The editorial, published amid efforts to pass a press freedom bill, said the Internet was replacing the conventional media as a forum for political debate. Peninsula said newspapers and the electronic media have been questioned over their reluctance to report on official corruption.

"The problem with local journalists, insiders would tell, is that they suffer due to a severe lack of information flow," Peninsula said. "Government officials are hard to access and open sources virtually non-existent, so scribes are often forced to base their stories on half-truths in the absence of details."

The editorial said that Kuwait has been the only country in the Gulf where the local media reported on corruption. In contrast, Qatar's media contained little such coverage, even though such cases could be heard in the justice system.

"The culture in the country [Qatar] is such that people tend to take criticism as personal even if it is objective and directed at institutions and procedures," the editorial said. "Then, there is the conflict of interest. The owner of a business, including the media, or the head of an institution is obviously an influential person so the entity cannot be criticized."

Journalists have also demanded freedom of expression in other GCC states. In the United Arab Emirates, the state-owned National Media Council has come under criticism for failure to guarantee freedom of the press.

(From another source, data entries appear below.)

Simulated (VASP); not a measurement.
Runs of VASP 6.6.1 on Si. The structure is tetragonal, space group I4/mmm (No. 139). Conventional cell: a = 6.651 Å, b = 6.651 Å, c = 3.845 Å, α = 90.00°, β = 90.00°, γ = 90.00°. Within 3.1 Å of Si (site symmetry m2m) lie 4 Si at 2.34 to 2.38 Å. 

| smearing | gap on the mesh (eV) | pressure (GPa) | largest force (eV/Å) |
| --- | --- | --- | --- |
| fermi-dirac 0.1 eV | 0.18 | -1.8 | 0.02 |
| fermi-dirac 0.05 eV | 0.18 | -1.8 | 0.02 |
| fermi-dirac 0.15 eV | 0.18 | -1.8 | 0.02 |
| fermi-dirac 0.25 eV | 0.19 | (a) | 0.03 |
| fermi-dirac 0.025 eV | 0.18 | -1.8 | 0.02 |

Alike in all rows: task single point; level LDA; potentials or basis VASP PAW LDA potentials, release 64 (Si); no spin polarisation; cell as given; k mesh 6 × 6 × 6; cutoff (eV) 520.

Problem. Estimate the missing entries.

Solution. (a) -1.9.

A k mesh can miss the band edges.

Peninsula said government institutions and companies in Qatar have become sacred cows and immune to criticism. The editorial quoted an unidentified senior journalist as saying that the only way this could change was through guarantees from leaders of the emirate.

"What is needed is a change in the mindset," the journalist said. "When you begin accepting healthy criticism as a way of progress and evolution, the problem of media freedom would be resolved automatically."